If you are a regulator sworn to uphold standards in a given industry, it’s vital that you know about any possible breaches of those standards, right? In other words, you should be grateful to anyone who tells you about such breaches, whoever they are. 

That may seem to be straightforward regulatory logic, but it is not the way they think at IPSO, the press industry’s tame regulator. No matter how grave the matter you complain of, if you are not the right kind of person – in other words if you don’t meet their criteria for complainants – they don’t want to hear from you.

IPSO does not say how many complaints it has rejected on these grounds, but this is one of the many ways its rules and its modus operandi tilt the advantage away from the public and towards the press, enabling newspapers to defy their own code of practice with impunity.

The IPSO approach will be challenged next week (17 April) when the High Court hears a crowd-funded judicial review case brought by Jonathan Coulter, relating to the regulator’s handling of complaints that he and others made against the Times and the Sunday Times.

Coulter is disputing (among other things) IPSO’s refusal to deal with one aspect of his complaint on the grounds, it said, that he was not the person most closely involved. This, Coulter asserts, was either a breach of IPSO’s own policy or else it was unreasonable. The regulator, he says, had ‘no lawful basis to refuse to investigate’.

What happened was this. Coulter and 29 others made various complaints about coverage of a meeting about Palestine that they attended at the House of Lords, and one of these complaints concerned alleged inaccuracies in the reporting of the conduct of the chair, Baroness Tonge. IPSO formally refused to consider this on the grounds that Coulter et al were ‘third parties’ and that it had ‘considered the position of the party most closely involved’ – Baroness Tonge herself.

You might infer from this that the baroness did not support the complaint, but you would be wrong. Although she did not put her name to it, she wrote to IPSO to say that she gave her ‘full consent’ to Coulter et al ‘to represent my interests’.

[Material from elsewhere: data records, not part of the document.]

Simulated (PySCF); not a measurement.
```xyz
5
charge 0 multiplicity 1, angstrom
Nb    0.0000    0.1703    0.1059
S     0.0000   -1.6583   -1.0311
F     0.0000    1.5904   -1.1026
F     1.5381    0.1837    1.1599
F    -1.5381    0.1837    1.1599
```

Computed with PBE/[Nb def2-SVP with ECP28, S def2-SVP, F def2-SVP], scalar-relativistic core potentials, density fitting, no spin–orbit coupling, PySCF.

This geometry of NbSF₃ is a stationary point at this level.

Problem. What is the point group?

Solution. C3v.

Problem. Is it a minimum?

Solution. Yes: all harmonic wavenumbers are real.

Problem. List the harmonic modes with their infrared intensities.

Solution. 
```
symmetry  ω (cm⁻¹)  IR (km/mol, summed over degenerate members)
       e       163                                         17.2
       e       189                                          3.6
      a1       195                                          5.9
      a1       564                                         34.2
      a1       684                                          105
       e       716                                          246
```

IPSO thus declined to consider this complaint knowing that Baroness Tonge supported it – but claimed its decision was justified by concern for the interests of Baroness Tonge.

Whatever might be the finding of the High Court on the legalities of this matter, one thing is clear: IPSO ignored an alleged breach of the Editors’ Code on the grounds that the information came from the wrong person. This is no way to uphold standards.

And while this is the first time such a matter has come to court, it is nothing like the first time notice has been taken of the press industry’s self-awarded right to cherry-pick from the complaints made against it – a right that extends far beyond that preference for complaints directly from victims. This was one of the conspicuous flaws of the old Press Complaints Commission (PCC), as identified by numerous witnesses at the Leveson Inquiry.

The complaints filter

IPSO’s rules today are scarcely less restrictive than the PCC’s were. It ‘may, but is not obliged to’ consider complaints about alleged breaches of the Editors’ Code in three categories:

  • those from anyone ‘personally and directly affected’;
  • those from representative groups, providing they are ‘affected’ by the alleged breaches and also providing the alleged breaches are ‘significant’ and that there is a ‘substantial public interest’;
  • those from third parties seeking to correct a significant inaccuracy.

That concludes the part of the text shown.